Jordan and I stood beside Abigail’s crib on New’s Years Day right after midnight to whisper happy New Year to her. We stood there watching her sleep, and Jordan leaned over and whispered, “This could be a big year for us. This could be the year Abigail starts sitting or standing or walking.” I just looked at him and smiled.
A new year usually brings hope, change, and a sense of renewal, but for me the new year has been different. I am scared a lot of times that things will not change, and nothing will be different this year than last year. The doctors have warned us that if Abigail begins to regress in her progress that could be a very bad sign that something is very wrong, so this fear is always in the back of my mind. Will this be the day, the week, the year that Abigail does not improve? Will she always be like this and will dependent on us her whole life? Am I able and ready to care for her in the capacity that she needs? These are all fears that run through my mind as this new year begins.
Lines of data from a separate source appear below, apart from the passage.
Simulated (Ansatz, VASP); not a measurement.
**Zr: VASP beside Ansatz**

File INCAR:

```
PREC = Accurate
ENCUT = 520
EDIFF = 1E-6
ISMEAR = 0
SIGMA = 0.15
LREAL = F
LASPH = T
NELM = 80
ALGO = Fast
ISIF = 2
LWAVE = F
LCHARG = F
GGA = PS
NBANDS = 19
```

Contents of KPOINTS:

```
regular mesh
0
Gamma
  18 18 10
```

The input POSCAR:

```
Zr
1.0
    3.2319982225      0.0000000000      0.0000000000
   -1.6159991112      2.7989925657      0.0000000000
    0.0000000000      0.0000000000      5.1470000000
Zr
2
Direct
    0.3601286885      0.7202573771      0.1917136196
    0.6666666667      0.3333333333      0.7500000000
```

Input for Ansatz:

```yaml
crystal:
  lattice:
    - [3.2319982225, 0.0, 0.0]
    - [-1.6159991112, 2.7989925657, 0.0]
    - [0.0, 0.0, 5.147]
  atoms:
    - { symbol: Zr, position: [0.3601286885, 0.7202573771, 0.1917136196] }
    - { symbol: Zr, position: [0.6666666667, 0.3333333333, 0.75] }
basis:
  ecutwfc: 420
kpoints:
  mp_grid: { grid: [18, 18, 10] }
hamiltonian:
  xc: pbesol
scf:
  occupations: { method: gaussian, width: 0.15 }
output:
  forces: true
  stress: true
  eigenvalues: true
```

But then I think of those simple, whispered words, “this could be the year….” This could be the year, and I am filled with hope. Lysa Terkeurst wrote in one of her blogs, “I want God’s truth to the loudest voice in my life.” What a powerful thought to remember. In all the unknowns, negativity, and evil happening in the world today lies fill our heads. We lose our hope and joy as we survey our lives so often. If you are anything like me you try to map out the future, and it is not always good. But God is good, and His plans are good. His Truth must reign in our minds and in our lives.
His Truth that says He makes nothing wrong or with flaws. His Truth that says that children are a blessing, and arrows to be used to fight the evil one. His Truth that says children precious in His sight. And these truths are like balm to my soul. My sweet child is perfectly and wonderfully made. She is a mess and a half. She now knows how to take her socks off, and if she could take her other clothes off she would have them off too. She lifts her shirt for you to tickle her tummy. She has the best giggle I have ever heard. It is hilarious to watch her try to sit up. She can really only lift her head, but her face shows how hard she is straining. She reaches out for everything in sight, but then does not want to really touch anything. Since most of her teeth have come in now, she clicks them together and Jordan says she sounds like a little zombie. Jordan also calls her Grabigail because she loves to grab his face and beard, and she is really strong when she wants to be. Any funny face or noise sets off her giggle box. She is beautiful inside and out, and I would not trade her for the world.
So even though all the worries and fears of what tomorrow will hold will remind I am sure, I still hope and pray this will be the year. This will be the year we see Abigail exceed expectations. The year our family grows in new ways. The year I let God’s voice and His Truth reign in my life instead of fear, doubt, and worry. This could be the year that leads to better years ahead.